I’m tired of the Ben and Jerry’s conversation. So here’s a new excerpt, from much earlier in the book. It’s a continuation of some of social currency and open source ideas from other posted excerpts.
It’s actually a more controversial idea – and one that I qualify in the book. For brands may not ultimately be the best symbol systems from which to make meaning.
However much attention goes into their design, products from Apple computers to Fleuvog shoes are less valuable to customers as objects than they are as enablers of experience. They are a form of social currency, making connections between people not just technologically but also philosophically. In our renaissance culture, just as retail space must take emphasis off selling and onto social interaction, so too must brands take focus off the products, and onto the opportunities for bonding and community they offer.
As we saw earlier, brands arose as a way to compensate for the dehumanizing effects of the Industrial Age. The more people had previously needed to trust the person behind a product, the more important the brand became as a symbol of origin and authenticity. Products associated with fraud, such as beer and liquor that could easily be fermented with sugar or diluted with water, had always depended on the reliable reputation of a locally known brewer. Maybe that’s why the very first brand, registered in the United Kingdom in 1875—the same year that the TradeMark Bill passed—was Bass Ale’s Red Triangle. It was the first registered symbol used to represent a product.
As various products became commodified, however, supply eventually surpassed demand. Branding came to serve less as a mark of authentic connection to some human producer than a mark of distinction all by itself. As customers realized that one detergent or box of frozen peas was pretty much the same as any other, brand identity became less about guaranteeing quality than providing additional value. Leo Burnett, founder of the Chicago school of advertising, was the first master in this pursuit, inventing characters from Tony the Tiger to the Green Giant. These manufactured spokes-creatures didn’t embody a product’s attributes as much as they broadcast the brand’s attributes, which were entirely less tangible.
Over the last several decades, all these brands have become something of commodities, themselves. Do we want the cookies made by elves in a hollow tree, or those brought to the supermarket by a little man in a lab coat? They all taste the same, and the commercials are all pretty much as entertaining as one another. Why pick one cookie or computer over any other?

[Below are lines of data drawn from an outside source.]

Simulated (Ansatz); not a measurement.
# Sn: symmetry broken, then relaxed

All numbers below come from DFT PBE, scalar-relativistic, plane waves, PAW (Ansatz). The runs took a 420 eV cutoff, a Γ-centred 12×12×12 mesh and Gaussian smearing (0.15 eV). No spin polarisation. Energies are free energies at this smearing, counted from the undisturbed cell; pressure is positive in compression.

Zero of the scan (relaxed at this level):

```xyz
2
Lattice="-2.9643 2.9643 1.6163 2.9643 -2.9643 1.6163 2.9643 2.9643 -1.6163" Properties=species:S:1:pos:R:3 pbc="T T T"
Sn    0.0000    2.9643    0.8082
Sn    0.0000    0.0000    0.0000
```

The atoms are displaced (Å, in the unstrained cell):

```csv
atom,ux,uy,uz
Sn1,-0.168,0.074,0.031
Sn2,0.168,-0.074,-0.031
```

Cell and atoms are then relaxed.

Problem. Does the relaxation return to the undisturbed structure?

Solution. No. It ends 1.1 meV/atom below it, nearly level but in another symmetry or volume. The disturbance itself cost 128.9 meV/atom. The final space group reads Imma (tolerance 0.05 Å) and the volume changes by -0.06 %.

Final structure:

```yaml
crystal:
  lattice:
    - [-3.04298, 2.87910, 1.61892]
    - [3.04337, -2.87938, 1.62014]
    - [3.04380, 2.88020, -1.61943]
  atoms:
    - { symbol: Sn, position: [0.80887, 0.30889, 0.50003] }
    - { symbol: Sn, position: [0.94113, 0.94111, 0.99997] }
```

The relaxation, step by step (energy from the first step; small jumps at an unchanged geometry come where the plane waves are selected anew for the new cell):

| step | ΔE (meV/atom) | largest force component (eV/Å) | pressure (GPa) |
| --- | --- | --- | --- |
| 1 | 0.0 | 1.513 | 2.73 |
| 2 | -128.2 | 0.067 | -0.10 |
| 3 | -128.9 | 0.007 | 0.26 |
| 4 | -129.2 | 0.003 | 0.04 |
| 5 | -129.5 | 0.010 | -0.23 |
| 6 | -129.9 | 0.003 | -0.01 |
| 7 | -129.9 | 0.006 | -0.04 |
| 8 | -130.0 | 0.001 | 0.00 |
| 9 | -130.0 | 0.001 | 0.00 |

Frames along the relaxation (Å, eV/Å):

Today’s marketers believe that the way to capture and retain customers is by engaging in a conversation with them. The strategy is to create a brand so compelling and layered that people want to have a relationship with it. Detroit’s brand mangers believe that kids will develop loyalty to one car brand by the time they are 10, and then—if properly engaged over the years—maintain brand “fidelity” throughout their adult lives.6 Homemakers are to pick one brand of fabric softener over another because they are endeared to the market-research-generated bear that appears in its commercials. Such surface distinctions are no longer enough. The commodification of brands, combined with the widespread use of brands as social connectors, rather than ends in themselves, has made this strategy obsolete.
In an age of interactive media, customers don’t want to communicate with brands or their spokespeople, anymore. They want to communicate through them. Brands for this era can become a form of social currency, offering opportunities for affiliation and, at best, even authorship.
This is new. Until just the last decade or so, products and brands served as substitutes for connections with other people. While brand names provided a sense of accountability and recognition, the products themselves gave a bit of comfort on an increasingly alienated suburban landscape. Americans had fewer friends and civic relationships, but they had more cars, appliances, TVs, and other objects with which to fill their homes and lives. Products substituted for people, as divorced midlifers established relationships with their sports cars, and latchkey children were greeted home by televisions instead of parents. The Bauhaus ethos that mass-produced objects that could fulfill our need for functionality and meaning reached its apex in a consumer culture where people were defined by the many manufactured things they bought.
But the last few consumer products off the assembly line—computers, cell phones, and other interactive technologies—shifted the focus off themselves or their creators and onto the connections they could make to other people. That’s when the overwhelming need to communicate more effectively arose, and where the new opportunity for brands made itself apparent: to serve as social currency.
Choosing a brand, today, is more like joining a club. It conveys not simply a willingness to be associated with that brand’s values, but a desire to associate with the people who have already joined. Those brands that can appeal to people on this level—as social facilitators and meaning systems—rise to the level of secular cults. The best brands today are not merely names on products consumers can own, but cultures to which people feel they can belong. And cultures begin with real people.
The most primitive form of brand culture begins where the spokesmodel strategy left off. While the big brands were busy conducting focus groups to determine which celebrity to artificially link to their products, entrepreneurs like Mary Kaye, Martha Stewart, and even George Foreman were busy launching products based, to varying degrees, on their own expertise.
Although these brands don’t necessarily give people the opportunity to connect to one another, they do provide a sense of connection to their creators. The customer can sense Martha’s design process as they examine the embroidery around her towels. An aspiring cosmetics saleswoman reads about Mary Kaye’s rise from poverty and feels she can follow in the self-made millionaire’s footsteps. Cooking a burger on a George Foreman grill creates a sense of connection with the happy, retired boxer and the indulgent but healthy lifestyle he seems to represent.
In these cases, the products begin to serve as media, themselves, between the customers and the people who really did develop them. After all, not every kid buys a record just to play it for his friends. There are occasions when playing the music creates a sense of connection not just to other listeners, but to the musician himself. For a brand to become an invitation to an entire culture, though, it must also provide a way for everyone involved to forge connections to one another. This requires the brand to develop itself into a form of social currency.
Brand cultures work by turning their customers into advocates and missionaries. This may sound far out of the box—as if a business is to trust its marketing to outsiders. As the ultimate enactors and beneficiaries of the brand culture, however, it is the customers who are in charge and most central to the brand’s experience. A business can set the stage, but the customers must act the play.
In that sense, the best thing a company can do is provide the tools for a culture to form, and then get out of the way.